At approximately 10 p.m., officers at 45 Claremont Street received notification that a search warrant had in fact been issued. They then conducted a search of the residence. Incident to this search, officers seized the nine kilograms of cocaine, the over $100,000 in cash, some paperwork, a heat sealing device, wrappings in which the cocaine was packaged, kilogram wrappings, and paperwork showing that the residence was in the custody of Shawn Montegio and Maria Benavides.

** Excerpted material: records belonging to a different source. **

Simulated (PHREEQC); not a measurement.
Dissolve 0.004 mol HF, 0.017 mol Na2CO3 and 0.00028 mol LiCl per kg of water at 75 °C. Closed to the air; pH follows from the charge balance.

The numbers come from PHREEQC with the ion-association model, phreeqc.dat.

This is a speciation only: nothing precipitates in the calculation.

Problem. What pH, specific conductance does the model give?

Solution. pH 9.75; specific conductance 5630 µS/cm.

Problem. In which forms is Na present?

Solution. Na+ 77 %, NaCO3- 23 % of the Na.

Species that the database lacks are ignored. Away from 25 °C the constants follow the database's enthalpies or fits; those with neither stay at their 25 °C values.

Prior to February 9, the Government had prepared an application for a search warrant including affidavits supporting the application. The information contained in the affidavits, most of which was available to the Government on February 8, 2003, pertained to the on-going investigation of the Defendant and various facts gleaned from intercepted telephone conversations and confidential sources. On February 9, but before the events leading to the surveillance and arrest of the Defendant, Special Agent Michael Kohn of the FBI called Assistant United States Attorney Mary Rogers and advised AUSA Rogers about the telephone intercepts on the 8th and 9th. Special Agent Kohn further advised AUSA Rogers of the fact that the subjects from New York would be arriving at approximately 7:30 p.m. instead of 5 p.m. shortly after receiving that information through the intercepted conversation. At about 5 p.m. on February 9, Special Agent Kohn met with Detective O'Brien and went to the office of the United States Attorney to meet with AUSA Rogers. They arrived at the U.S. Attorney's office at approximately 6 p.m. They began the process of completing the information in the search warrant application that had already been started. O'Brien and Kohn left the U.S. Attorney's office at about 7 p.m. and returned to the Central Falls area. As indicated above, a call was made to AUSA Rogers informing her of law enforcement's decision to enter the residence. At this point in time, officers had not yet made contact with Magistrate Judge Martin to present the search warrant application.

After the residence was entered, either Kohn or O'Brien once again called AUSA Rogers to inform her that the residence had been breached and secured and to tell her that Kohn and O'Brien were on their way back to the U.S. Attorney's office to complete the search warrant application. The two arrived at the U.S. Attorney's office at approximately 8:45 p.m. After completing the application, which O'Brien signed, all three proceeded together to the home of Magistrate Judge Martin. They arrived there at approximately 9:00 p.m. Magistrate Judge Martin then reviewed the information presented in the application for between 45 minutes and an hour. He signed the search warrant at 10 p.m. Gov. Ex. 3. At this point Detective O'Brien and Agent Kohn made telephone calls to Sergeant DelPrete and others on the task force team. After returning to the U.S. Attorney's office to drop off AUSA Rogers and make copies of the warrant, they returned to 45 Claremont Street, conducted a search and seized the items listed above which had been previously secured.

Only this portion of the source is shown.